The Post quotes at length an account by one North Korean woman, a defector, of cannibalism:
"We started seeing cannibalism. You probably won't understand.
When one is very hungry, one can go crazy. One woman in my town killed her 7-month-old baby and ate the baby with another woman. ... I can't condemn cannibalism. Not that I wanted to eat human meat, but we were so hungry. It was common that people went to a fresh grave and dug up a body to eat meat. ..."
Another woman was held in a 5-foot-by-5-foot underground cell for 14 months - where, according to The Post - she was regularly tortured, denied sleep, doused with water and forced to kneel naked on ice. Sentenced to death, she was later reprieved and sent to a political prison camp. "Those seven years in prison still haunt me. I have seen so many different ways to kill and torture people. I still see them in my dreams."
She and another woman told of being repeatedly sold in and out of sexual slavery.
Currently, North Korea's highest-ranking defector - Hwang Jang Yop - is on a visit to the United States. Now 80, he defected to South Korea in 1997 after serving as a confidant to Kim Il Sung (North Korea's late leader) and a mentor to his son, Kim Jong Il (who succeeded his father).
Two quotes from Hwang:
(1) "I came here to tell the world about North Korea. By the time I left, more than 1.5 million North Koreans had died of hunger. ... I could not endure it any longer. Kim Jong Il was only preoccupied about holding onto his power. He did not worry about the destruction of our nation."

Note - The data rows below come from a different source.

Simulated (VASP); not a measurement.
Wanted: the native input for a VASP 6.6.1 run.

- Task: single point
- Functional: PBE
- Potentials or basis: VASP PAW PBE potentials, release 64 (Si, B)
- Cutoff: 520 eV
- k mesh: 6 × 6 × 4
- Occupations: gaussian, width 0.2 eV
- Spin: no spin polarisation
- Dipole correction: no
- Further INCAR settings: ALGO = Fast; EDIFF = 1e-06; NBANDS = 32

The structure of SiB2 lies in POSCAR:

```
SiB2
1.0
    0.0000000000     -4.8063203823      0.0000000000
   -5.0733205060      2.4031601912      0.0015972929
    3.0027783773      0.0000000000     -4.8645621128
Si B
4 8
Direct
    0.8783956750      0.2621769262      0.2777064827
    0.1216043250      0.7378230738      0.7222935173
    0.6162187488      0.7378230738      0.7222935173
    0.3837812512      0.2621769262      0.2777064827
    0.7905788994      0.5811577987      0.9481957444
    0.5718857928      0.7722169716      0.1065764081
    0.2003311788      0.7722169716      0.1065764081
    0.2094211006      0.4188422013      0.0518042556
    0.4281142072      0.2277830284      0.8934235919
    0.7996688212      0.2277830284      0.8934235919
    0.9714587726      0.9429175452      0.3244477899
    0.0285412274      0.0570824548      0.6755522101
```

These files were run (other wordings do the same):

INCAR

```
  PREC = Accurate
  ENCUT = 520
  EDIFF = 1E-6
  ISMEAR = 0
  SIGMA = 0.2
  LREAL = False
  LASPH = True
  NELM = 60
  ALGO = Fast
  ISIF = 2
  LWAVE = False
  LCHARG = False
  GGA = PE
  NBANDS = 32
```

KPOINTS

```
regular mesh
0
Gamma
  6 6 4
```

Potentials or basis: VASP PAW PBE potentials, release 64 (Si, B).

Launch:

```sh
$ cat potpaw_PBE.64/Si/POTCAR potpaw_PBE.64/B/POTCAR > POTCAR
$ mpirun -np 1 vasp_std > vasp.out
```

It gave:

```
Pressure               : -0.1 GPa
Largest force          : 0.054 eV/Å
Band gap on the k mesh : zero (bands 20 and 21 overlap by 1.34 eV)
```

(2) "North Korean society has turned into a dark world of totalitarianism highlighted by hereditary succession of leadership and feudal patriarchy. The upshot of all this is famine and mass exodus of its people while the regime spends hundreds of millions of dollars to build the mausoleum for Kim Il Sung's dead body."
And so the catalogue goes endlessly on. Yet it remains as stark justification for America's abiding efforts to write "finis."